Undefined variable in across Explorer.DataFrame

Hello, I started the ml elixir book, the first code in this book has error for me :smiling_face_with_tear:

require Explorer.DataFrame, as: DF
iris = Explorer.Datasets.iris()
cols = ["sepal_width", "sepal_length", "petal_length", "petal_width"]

DF.mutate(iris,
  for col <- across(cols) do
    {col.name, (col - mean(col)) / variance(col)}
  end
)

Errors

** (ArgumentError) undefined variable "cols"
    (explorer 0.6.1) lib/explorer/query.ex:365: Explorer.Query.traverse/3
    (elixir 1.15.2) lib/enum.ex:1819: Enum."-map_reduce/3-lists^mapfoldl/2-0-"/3
    (explorer 0.6.1) lib/explorer/query.ex:375: Explorer.Query.traverse/3
    (explorer 0.6.1) lib/explorer/query.ex:401: Explorer.Query.traverse_for/3
    (explorer 0.6.1) lib/explorer/query.ex:298: anonymous fn/3 in Explorer.Query.traverse/2
    (elixir 1.15.2) lib/enum.ex:1819: Enum."-map_reduce/3-lists^mapfoldl/2-0-"/3
    (explorer 0.6.1) lib/explorer/query.ex:296: Explorer.Query.traverse/2
    (explorer 0.6.1) expanding macro: Explorer.Query.query/1

I am using LiveBook v0.10.0 and these deps:

Mix.install([
  {:axon, "~> 0.5"},
  {:nx, "~> 0.5"},
  {:explorer, "~> 0.5"},
  {:kino, "~> 0.5"}
])

It should be noted if I use the list directly it has not problem

require Explorer.DataFrame, as: DF
iris = Explorer.Datasets.iris()

DF.mutate(iris,
  for col <- across( ["sepal_width", "sepal_length", "petal_length", "petal_width"]) do
    {col.name, (col - mean(col)) / variance(col)}
  end
)

why it has this error?
Thank you in advance

Hey @shahryarjb :wave:

I didn’t try and I don’t own the book (yet), but based on the documentation if you want to access to all the columns in a for comprehension loop you just need to use across().
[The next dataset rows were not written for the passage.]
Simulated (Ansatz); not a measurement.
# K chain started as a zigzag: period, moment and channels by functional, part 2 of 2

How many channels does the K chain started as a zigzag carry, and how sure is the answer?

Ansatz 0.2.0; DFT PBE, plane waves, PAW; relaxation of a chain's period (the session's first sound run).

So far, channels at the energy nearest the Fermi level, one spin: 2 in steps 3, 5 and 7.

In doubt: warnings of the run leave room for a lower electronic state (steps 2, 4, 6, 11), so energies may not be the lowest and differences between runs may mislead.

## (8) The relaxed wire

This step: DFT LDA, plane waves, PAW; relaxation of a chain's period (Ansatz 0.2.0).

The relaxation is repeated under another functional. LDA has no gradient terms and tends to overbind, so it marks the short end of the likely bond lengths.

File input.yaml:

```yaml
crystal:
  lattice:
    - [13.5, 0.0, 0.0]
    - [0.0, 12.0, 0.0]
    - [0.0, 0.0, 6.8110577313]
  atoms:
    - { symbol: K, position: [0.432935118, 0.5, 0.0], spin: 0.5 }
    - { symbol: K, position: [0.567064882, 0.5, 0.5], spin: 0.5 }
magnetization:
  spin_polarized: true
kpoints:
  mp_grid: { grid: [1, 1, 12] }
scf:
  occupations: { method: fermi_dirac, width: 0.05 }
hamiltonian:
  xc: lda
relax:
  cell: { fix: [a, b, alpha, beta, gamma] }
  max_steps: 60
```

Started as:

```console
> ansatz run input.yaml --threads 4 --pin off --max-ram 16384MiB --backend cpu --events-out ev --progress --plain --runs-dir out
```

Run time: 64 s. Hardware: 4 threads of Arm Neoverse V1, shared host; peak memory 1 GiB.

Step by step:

See this section Explorer.Query — Explorer v0.6.1

A for-comprehension can have multiple generators and filters. For instance, if you want to apply standardization to all float columns, we can use across/0 to access all columns and then use a filter to keep only the float ones:

Hope it helps, enjoy the reading :slight_smile:

These are not all the columns
Screenshot 2023-08-01 at 23.13.55

but based on my top code, it I use

for col <- across( ["sepal_width", "sepal_length", "petal_length", "petal_width"]) do

it works but the

cols = ["sepal_width", "sepal_length", "petal_length", "petal_width"]

DF.mutate(iris,
  for col <- across(cols) do

does not work.

If I use

DF.mutate(iris,
  for col <- across() do

it shows me

** (ArgumentError) Explorer.Series.mean/1 not implemented for dtype :string. Valid dtypes are [:integer, :float]
    (explorer 0.6.1) lib/explorer/series.ex:4692: Explorer.Series.dtype_error/3
    /Users/shahryar/Desktop/ml.livemd#cell:anjlmkx4hegczaf3ubcadze2wqyuweq5:7: (file)
    /Users/shahryar/Desktop/ml.livemd#cell:anjlmkx4hegczaf3ubcadze2wqyuweq5:6: (file)
    /Users/shahryar/Desktop/ml.livemd#cell:anjlmkx4hegczaf3ubcadze2wqyuweq5:5: (file)

Ah I see, sorry I missed that.

I guess you can apply a filter based on the column type:

DF.mutate(iris,
  for col <- across(), col.dtype == :float do
    {col.name, (col - mean(col)) / variance(col)}
  end
)

:thinking:

Honestly, I don’t know why the book suggests an usage of the across macro that is not contemplated by the documentation, or maybe I’m missing something :upside_down_face:

It seems like Explorer.Query adopted a similar approach to Ecto.Query in its use of ^ for interpolation.

reference: Interpolation and Casting | Ecto.Query & Interpolation | Explorer.Query

p.s. It’s worth noting that the ^ in Ecto and Explorer is not the same as the ^ pin operator in Elixir – learn more about it here: elixir - Why do Ecto queries need the pin (^) operator? - Stack Overflow

6 Likes

I think the author should change it in the book, @seanmor5

Yeah, this is tracked here as well: Machine Learning in Elixir: Error in Chapter 1, first code snippet of "Preparing the Data for Training" (page 13) - PragProg Customers - Devtalk

It will be fixed when the next version is released

3 Likes